Global Finance sat down during the annual AFP conference in Washington in early November with Dan Scanlan, regional transaction banking head for the Americas, Standard Chartered.
Global Finance: What were the key talking points at this year’s conference?
Dan Scanlon: Liquidity and cash management is getting a lot of attention as it pertains to the implementation of Basel III and how liquidity coverage ratios will impact the returns on balances that corporates keep with banks. We are also being asked about the internationalization of the RMB as well as about Africa, especially Angola—by oil and gas companies. This is a market that offers a lot of opportunities.
GF: Besides Angola, where else do you see the most opportunities in Africa?
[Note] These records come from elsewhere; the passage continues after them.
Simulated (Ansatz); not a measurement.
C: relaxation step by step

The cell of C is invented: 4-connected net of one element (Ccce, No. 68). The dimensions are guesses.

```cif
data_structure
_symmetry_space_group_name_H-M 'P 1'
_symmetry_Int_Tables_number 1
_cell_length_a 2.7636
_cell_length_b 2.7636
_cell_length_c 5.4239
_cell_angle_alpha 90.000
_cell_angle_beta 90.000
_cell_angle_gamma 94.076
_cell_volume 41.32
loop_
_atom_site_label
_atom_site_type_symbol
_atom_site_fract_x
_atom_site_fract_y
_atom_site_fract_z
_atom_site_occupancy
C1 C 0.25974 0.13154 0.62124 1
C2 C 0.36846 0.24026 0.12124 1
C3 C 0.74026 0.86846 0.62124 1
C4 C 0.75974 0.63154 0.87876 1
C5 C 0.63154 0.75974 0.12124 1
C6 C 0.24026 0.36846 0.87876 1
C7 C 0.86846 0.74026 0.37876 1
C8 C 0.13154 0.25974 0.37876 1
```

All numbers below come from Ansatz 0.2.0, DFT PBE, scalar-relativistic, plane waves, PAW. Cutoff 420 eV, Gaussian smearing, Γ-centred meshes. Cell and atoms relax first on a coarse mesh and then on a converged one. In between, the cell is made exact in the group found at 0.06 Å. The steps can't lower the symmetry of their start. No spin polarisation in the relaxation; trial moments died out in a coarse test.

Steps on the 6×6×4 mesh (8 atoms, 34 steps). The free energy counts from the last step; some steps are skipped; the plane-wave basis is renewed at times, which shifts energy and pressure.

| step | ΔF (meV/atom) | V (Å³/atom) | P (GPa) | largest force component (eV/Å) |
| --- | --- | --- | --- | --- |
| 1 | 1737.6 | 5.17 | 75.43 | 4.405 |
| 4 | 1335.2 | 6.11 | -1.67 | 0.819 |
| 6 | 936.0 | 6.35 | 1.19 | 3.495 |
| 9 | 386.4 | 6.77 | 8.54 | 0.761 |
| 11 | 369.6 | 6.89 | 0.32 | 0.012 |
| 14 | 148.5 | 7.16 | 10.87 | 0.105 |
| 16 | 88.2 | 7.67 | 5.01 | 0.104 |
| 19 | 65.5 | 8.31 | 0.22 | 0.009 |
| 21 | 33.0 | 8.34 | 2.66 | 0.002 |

Scanlon: Nigeria is a very promising market. There are more babies born in Nigeria every year than in all of Western Europe. If you are a consumer company, you need to be in Nigeria as the demographics there are very strong: a young population, a growing middle class, and the economy is getting better.
GF: Moving on to Asia, how do you see the internationalization of the RMB?
Scanlon: We are very bullish and project tremendous growth over the next few years. We think the Chinese are very interested in making the RMB a free floating, tradable, international currency. If you look at trade finance growth, our estimate is that by 2020 the RMB will comprise 28% of China’s trade (equivalent to $3 trillion a year).
GF: What regions of the world have been most receptive to the rise of the RMB?
Scanlon: Southeast Asia is where lots of RMB trades are happening. And it’s becoming popular in Europe. If you are a company that is already used to dealing in multiple currencies, it is not a problem to add another one. Whereas US companies trade in dollars, so for them to add a new currency, even if it means they are going to get their goods at lower prices, requires more time and effort. But that is changing because the premium for acting in local currency is going to increase over time.